Translation:If you want, there is even room for a guest.
I imagine it as "wanting, there is even room for a guest". This doesn't translate perfectly, but you can think of "wanting" as short for "if you are wanting" i.e. "if you want".
If you want there is even place for a guest is not English. Don't know what language that might be- Martian?
Introducing a sentence with a gerund this way is a remnant of the Latin "ablative absolute," a construction which is highly flexible. It's often best rendered into English with a temporal or other clause. It would be really hard to cover every possible variant.
I don't see why that is not as good as the DL translation with "If YOU" - here's hoping that someone from DL will pass this way eventually.
As others have said, volendo generally means "if X wants" where X will be clear from context.
I'm puzzled that il posto can mean "room". Wordreference shows posto alone with that meaning, it seem to me that this really needs to be "a place" or "a room."
Reported 2014-07-11 17:50 UTC
But there is no context. So like others I don't see why it could not be, if THEY want or whatever.
Agreed. "If they want, there's also the guest room" seems a fine translation to me.
Why "guest room"? One one could argue that "posto" in this case could be a place at a table.

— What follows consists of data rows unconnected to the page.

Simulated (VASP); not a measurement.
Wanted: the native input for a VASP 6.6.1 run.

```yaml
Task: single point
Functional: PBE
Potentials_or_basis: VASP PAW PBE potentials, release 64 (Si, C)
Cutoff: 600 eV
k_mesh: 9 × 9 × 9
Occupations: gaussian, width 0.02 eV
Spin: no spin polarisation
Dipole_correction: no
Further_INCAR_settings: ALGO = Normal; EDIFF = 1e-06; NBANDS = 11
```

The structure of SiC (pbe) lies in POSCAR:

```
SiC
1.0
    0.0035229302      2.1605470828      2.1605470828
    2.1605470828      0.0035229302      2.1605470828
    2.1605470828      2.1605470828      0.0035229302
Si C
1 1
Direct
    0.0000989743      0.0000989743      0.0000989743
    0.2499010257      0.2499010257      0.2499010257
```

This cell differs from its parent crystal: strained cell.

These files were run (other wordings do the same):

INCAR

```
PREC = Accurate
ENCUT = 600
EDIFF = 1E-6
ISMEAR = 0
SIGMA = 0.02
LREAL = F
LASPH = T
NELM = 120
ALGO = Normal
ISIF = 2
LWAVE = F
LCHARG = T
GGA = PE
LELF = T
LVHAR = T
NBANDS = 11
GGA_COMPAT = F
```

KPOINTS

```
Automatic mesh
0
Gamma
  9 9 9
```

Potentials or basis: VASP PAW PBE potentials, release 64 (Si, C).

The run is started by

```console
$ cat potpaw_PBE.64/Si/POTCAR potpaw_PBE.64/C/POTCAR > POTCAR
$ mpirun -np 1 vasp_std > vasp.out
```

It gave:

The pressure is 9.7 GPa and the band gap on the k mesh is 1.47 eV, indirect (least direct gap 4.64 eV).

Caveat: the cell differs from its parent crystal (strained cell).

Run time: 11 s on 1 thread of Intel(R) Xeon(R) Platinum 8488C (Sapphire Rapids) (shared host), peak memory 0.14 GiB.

"There is even room for a guest" - that part I can understand. It's how you would render "volendo" into decent English that I have trouble with. But will DL please note that "If needed to" is utter rubbish! Reported 28.2.15
Does "c'e`anche" always mean "there is even" - can it not also mean "there is also"?
"if one wants" is an equivalent translation that keeps the impessoal character of "vogliendo". But my guess is that a native speaker would say something like "with good will", a better translation.